Tuesday, January 20, 2009

Pasha

...just want to write about a conversation we had today with one of our friends while it is fresh in my mind…our friend is Pasha, one of the little older gals that stands outside our building. She stands there with other older gals selling vegetables that they have grown in their gardens or other foodstuffs that they have made. She was all alone today and so we were able to stay and talk for a while. She had promised to bring a book that was published about her village. Well, in her haste this morning, she forgot to bring it with her, but she began her story all the same. She said that several years ago, a correspondent came to her village and asked her why her mother was sent to prison, leaving her children to fend for themselves.
This is the story…
When Pasha was 8 years old there was a famine. This was a result of the general disorder of the war in 1944. She and her family lived in a small village somewhere outside of Kiev. She was the oldest child in her family and had younger brothers. They didn’t have proper clothing and shoes as times were desperate. The village folk worked at a collective farm, it was her mother’s job to weed 2 rows of beets. Pasha went with her mother to work, and had her own row that she weeded. At the end of the day, they received a ladle full of animal feed as pay for that days work. People were dying of starvation in her village. Pasha one day looked at the peas growing in the field next to the beet field she worked in and, unable to resist, she stole 3 peapods. The field boss saw her do this and she was taken to the collective farm boss. She was released, but that night her mother never came home. Her Aunt came and told her to gather her things and come with her because her mother had been put in jail. Her mother was sentenced to 5 years of labor in a mine…basically prison. Pasha went to live with her mother’s father and her brothers were sent to an orphanage. (Her father had never come home from the war; he never would.) Her grandpa said he wanted to keep Pasha, that there was no need to send her to an orphanage, ‘she might as well feed the cows’ was his argument. She also went to school, but she often cried away class time as she felt sorry for her situation.
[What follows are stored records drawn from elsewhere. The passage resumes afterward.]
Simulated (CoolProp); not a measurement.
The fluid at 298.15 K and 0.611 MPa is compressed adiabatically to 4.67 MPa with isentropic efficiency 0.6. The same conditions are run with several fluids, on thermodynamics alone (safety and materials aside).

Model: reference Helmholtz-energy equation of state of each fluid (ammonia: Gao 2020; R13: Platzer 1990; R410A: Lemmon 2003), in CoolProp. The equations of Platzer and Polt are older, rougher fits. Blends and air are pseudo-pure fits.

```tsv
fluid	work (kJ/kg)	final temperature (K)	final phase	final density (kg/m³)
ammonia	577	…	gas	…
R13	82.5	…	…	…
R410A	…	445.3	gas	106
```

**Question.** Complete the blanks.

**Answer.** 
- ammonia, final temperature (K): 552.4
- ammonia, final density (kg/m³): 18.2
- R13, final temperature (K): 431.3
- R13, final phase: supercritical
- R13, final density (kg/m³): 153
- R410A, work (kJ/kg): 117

Her mother was released after 4 years. Someone read the reason why she was sent to prison and decided that she could be released. Her brothers were returned to her mother, but Pasha stayed with her grandfather.
Pasha is now 70-ish years old, she is someone that God loves. She is one of the people we know and are beginning to love in Kiev, she is one of many people with a heartbreaking story. Please pray that we can help our new friends here find Christ and experience His love and healing in their lives.

2 comments:

Mindy said...

wow...what a story! That is heartbreaking. It sounds like you are meeting some neat people.

Unknown said...

Hey! It is great to hear this story. It helps me to understand what you have in front of you for ministry. We don't know these type of sufferings in America. We will be praying for you as you continue to meet new people and hear their stories and life experiences. May God open their hearts and minds to His saving grace!